I have been following the debate about whether or not one must follow a "program" in order to recover. There was a lot of talk about meetings and what others thought of them.
I need some "honest" "balls out" advice regarding meetings. As my post says, I am approaching 5 yrs clean and sober and I have NEVER been to a meeting or treatment. There are several reasons/excuses for this but first let me tell you a bit about my situation. I live in a rural town (pop5000). I am a professional who will know everyone in that room (assumption). My husband is also a professional who would know everyone in that room (another assumption). I have a ten yr old son.

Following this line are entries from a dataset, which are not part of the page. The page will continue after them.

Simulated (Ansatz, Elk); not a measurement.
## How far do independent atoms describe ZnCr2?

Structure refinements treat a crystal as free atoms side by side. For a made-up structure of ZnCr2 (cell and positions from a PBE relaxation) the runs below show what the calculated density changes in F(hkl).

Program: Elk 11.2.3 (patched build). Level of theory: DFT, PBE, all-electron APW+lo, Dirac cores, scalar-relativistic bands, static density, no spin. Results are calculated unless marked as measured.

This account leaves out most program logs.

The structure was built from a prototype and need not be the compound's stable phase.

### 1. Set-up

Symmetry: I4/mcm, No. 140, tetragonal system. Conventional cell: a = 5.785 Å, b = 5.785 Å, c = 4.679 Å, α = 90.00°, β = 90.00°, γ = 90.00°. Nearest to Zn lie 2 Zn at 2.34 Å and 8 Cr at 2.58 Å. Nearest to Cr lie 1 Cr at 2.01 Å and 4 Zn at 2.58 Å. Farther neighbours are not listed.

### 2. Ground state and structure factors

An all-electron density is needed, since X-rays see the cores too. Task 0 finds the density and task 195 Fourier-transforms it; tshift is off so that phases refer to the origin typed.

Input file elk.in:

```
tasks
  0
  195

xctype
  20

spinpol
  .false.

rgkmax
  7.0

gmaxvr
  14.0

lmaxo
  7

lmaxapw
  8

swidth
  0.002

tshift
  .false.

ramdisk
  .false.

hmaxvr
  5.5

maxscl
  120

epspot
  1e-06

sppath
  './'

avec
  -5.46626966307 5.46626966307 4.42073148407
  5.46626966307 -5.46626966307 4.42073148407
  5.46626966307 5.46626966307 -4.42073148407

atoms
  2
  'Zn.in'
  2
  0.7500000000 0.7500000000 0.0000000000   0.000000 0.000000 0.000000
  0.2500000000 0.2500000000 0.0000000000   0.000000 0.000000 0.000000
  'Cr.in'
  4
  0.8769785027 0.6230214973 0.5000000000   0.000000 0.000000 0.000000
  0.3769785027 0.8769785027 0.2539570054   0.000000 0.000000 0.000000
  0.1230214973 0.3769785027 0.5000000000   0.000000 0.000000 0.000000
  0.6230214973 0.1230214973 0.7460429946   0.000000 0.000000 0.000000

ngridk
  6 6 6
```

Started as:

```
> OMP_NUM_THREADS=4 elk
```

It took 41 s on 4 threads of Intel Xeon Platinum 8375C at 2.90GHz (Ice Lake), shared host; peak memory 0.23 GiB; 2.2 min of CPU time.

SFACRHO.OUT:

The very reason I came to SR is due to my slacking in the areas of daily reading which then threw me off course so to speak and I once again became more self-centered and lonely. I read every morning and night. I journal and practice the steps to the best of my ability. My question is am I missing out on something really special that I can add to my life? Is my attendance at meetings going to enhance my journey? Will it bring me closer to my HP? Or am I shooting myself in the foot?
Please, I really needs to hear some honest thoughts/suggestions.

I guess I should say that I have lost the desire to use - thank God so I wouldn't be the newcomer in the room who needs 24hr attention - I guess I would be going for the support (?) and to hopefully find a deeper connection to all areas of my life.

AAHHH.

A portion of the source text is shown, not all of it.